This is a problem from Ted Shifrin's book on Mutivariable Mathematics, I have asked a similar question earlier, but as I am revisiting this problem after 3 years, I realized my old question and answer do not provide a satisfactory or comprehensive answer.
Given $\mathbf{f}: A \mapsto A^2$, for $A \in \mathbb{R}^{n \times n}$.
(a) Applying the Inverse Function Theorem, show that every matrix $B$ in a neighbourhood of $I$ has (atleast) 2 square roots $A$, that is $A^2 = B$, each varying as a $C^1$ function of $B$.
(b) Can you decide if there are precisely 2 or more ? (Hint: in 2x2 case, what is $D\mathbf{f}\left ( \begin{bmatrix} 1 & 0 \\ 0 & -1 \end{bmatrix} \right )$ ?
I am able to solve part (a) by observing that $f(\pm I) = I$, so the inverse function theorem can be applied to the map $\mathbf{f}$ at $A =I$ and $A= -I$. Thus it asserts the existence of inverse functions $\phi_1, \phi_2$ so that, two square roots are accounted for, and I have shown that there exist at least 2 square roots.
My question pertains to part (b).
I can see that Inverse function theorem does not apply, since the map $D\mathbf{f}\left ( \begin{bmatrix} 1 & 0 \\ 0 & -1 \end{bmatrix} \right )$ is not invertible.
However, $ f\left ( \begin{bmatrix} 1 & 0 \\ 0 & -1 \end{bmatrix} \right ) = I $.
Since the map $f$ is continuous, for a given $\epsilon > 0$, one can find $\delta > 0$ so that $X \in \delta-$neighbourhood of $\begin{bmatrix} 1 & 0 \\ 0 & -1 \end{bmatrix}$ will be mapped by $f$ to $\epsilon-$neighbourhood of $I$.
Thus there exist $B$ near $I$ that have distinct pre-images (square roots) in the neighbourhoods of $I, -I, \begin{bmatrix} 1 & 0 \\ 0 & -1 \end{bmatrix}$.

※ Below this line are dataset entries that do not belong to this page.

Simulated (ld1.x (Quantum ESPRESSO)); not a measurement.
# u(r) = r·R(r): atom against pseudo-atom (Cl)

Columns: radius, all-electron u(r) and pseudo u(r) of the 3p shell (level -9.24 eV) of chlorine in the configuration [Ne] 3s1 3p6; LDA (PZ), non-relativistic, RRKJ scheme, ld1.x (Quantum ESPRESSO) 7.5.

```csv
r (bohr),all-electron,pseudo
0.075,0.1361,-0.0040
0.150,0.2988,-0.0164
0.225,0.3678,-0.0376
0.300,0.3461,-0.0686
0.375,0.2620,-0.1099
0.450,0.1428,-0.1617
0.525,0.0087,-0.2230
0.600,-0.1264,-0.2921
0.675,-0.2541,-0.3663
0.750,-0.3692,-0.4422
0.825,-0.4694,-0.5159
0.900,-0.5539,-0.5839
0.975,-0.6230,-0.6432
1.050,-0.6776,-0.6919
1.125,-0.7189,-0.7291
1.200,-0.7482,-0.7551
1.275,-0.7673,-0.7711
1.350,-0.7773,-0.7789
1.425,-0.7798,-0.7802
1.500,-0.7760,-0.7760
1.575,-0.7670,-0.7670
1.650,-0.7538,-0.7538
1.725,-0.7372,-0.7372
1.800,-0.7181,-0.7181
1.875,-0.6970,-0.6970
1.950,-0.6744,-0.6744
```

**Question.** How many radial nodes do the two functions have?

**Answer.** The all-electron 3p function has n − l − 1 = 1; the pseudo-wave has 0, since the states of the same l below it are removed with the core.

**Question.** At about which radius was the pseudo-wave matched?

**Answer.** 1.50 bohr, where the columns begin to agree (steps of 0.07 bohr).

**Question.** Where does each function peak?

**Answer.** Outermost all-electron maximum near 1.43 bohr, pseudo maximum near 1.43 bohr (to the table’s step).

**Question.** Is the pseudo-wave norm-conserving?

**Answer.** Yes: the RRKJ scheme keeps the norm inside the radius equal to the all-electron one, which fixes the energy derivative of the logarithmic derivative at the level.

At this point, I can only conclude that
1) I can construct a neighbourhood aroundn $I$ wherein every $B$ has 2 square roots
2) For some $B$, there might be a third square root.
Q) So how can I definitively answer (b), that is, decide if there are precisely 2 or more square roots for $B$ in the neighbourhood of $I$?
In fact, any reflection (across a line in $\Bbb R^2$ or across any nontrivial subspace in higher dimensions) gives a square root of $I$. The matrix $A_0=\begin{bmatrix} 1 & 0 \\ 0 & -1\end{bmatrix}$ gives an example, of course. $D\mathbf f(A_0)$ has a $2$-dimensional nullspace, accounting for varying the $\pm 1$-eigenspaces of the reflection. However, as was already pointed out in the answer to your first question, there are matrices arbitrarily close to $I$ (e.g., $\begin{bmatrix} 1 & \epsilon \\ 0 & 1\end{bmatrix}$) having no square root near $A_0$ (or, indeed, any other reflection matrix). So $\mathbf f$ is a local diffeomorphism, as expected, only at $\pm I$, not at any other preimages of $I$.